Out of the ruins

December 10th, 2004, 11:50 PM by Dawn

When you break a bone, you get a cast. When you pull a muscle, you get a bottle of Percocet. When you rip open your skin, you get a bandage. What happens, though, when your spirit is seemingly exorcised?

There’s a constant mental tug-of-war going on in the hearts and minds of many who make a decision and, when faced with the consequences, wonder what the hell got into them when said decision was made. I’m not talking about regret for the sake of regret (e.g., you’re sorry for more than just what happened to you specifically). What I’m thinking about is how it is true how the flapping of a butterfly’s wing can literally change the tides around the world. We make a thousand decisions a day, not realizing that there is a consequence to every single action, down to whether you decided to merge into the passing lane at a particular time. Not all consequences are bad, of course, and it is always argued that each move was meant to happen the way it did — it’s that whole “there’s a reason behind everything” mantra.

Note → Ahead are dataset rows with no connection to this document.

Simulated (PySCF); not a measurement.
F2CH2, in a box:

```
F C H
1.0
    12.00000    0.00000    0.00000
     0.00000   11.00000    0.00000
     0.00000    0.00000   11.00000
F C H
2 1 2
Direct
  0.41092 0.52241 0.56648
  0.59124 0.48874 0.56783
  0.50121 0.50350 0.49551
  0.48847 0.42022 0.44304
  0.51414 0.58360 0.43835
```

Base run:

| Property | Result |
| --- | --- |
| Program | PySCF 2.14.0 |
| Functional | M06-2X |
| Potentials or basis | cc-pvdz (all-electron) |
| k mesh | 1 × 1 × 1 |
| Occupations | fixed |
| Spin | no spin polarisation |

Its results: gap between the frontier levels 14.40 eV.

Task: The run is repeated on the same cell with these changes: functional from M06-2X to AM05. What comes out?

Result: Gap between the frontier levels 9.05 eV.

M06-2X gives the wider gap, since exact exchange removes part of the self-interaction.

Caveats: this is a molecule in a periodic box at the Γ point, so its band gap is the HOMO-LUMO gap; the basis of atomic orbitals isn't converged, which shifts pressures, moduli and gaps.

In any event, it occurs to me that, the more you do, the more bad things are likely to happen. But, conversely, you’re upping your odds for better things, too. I mean, I did something that was a total waste of time this morning. And I knew it would be. But I made a deal with myself that I would learn something from it and that something would happen to offset the utter uselessness of it all. And something did happen to erase the ugly memory from earlier. I’m still struggling with the lesson in the first thing, though. Maybe it was a reality check, although that’s the only check I have that hasn’t bounced lately. 😉

Anyway, I went out and had a little bit of fun with a friend. We used to have the best times, but with me becoming a hermit for various reasons, I’ve missed our companionship. But I don’t know that I’m that good of company anymore; maybe I should just stay hidden until the tide turns. But if I keep clinging to the underside of a wave, it’s going to drown me. Perhaps a little entertainment here and there won’t kill me. I don’t know — I tend to choose pain because at least it means I’m still feeling something. But enjoying one’s time provides such a wonderful reprieve. It reminds you that you want to switch the balance and feel elation over ache any day. It’s been so long since I dreamed, danced, sang out loud, wrote a poem, wept with joy. But as difficult as it is to envision doing those things again, I have to believe I will … that I can. I hope there will come a day that I can’t find a reason not to do those things and more.

On iTunes: Bertie Higgins, “Key Largo”



Mailbag

December 10th, 2004, 6:28 AM by Dawn

Dear Universe:

I understand that every day, every minute is some kind of test. And while I don’t know the reasons behind everything, I know you’ve got a Grand Plan for me. Forgive me if I seem sarcastic and ungrateful right now — I just feel like some of these hoops that I’m jumping through might not be that altogether necessary. I know that when all is said and done, I’m going to have a whopper of a story to share. But it’s hard finding the energy every day to jump when everyone says to but then to be suspended in midair until they get around to closing the gap, if at all. Time is running out, and so is my sense of humor. I’m really trying to let you guide me, being that my own efforts haven’t worked so far. Please just lead me down the right road and let me make good choices if in fact it comes to having more options than I’d imagined.

Thank you for those who have reached out their hands and helped me toddle along when my legs have been weak. You can bet your life that I will do the same when it’s my turn to do so. I just really want for that turn to come so I can get started on changing the world — it’s been ambling along without me for too long!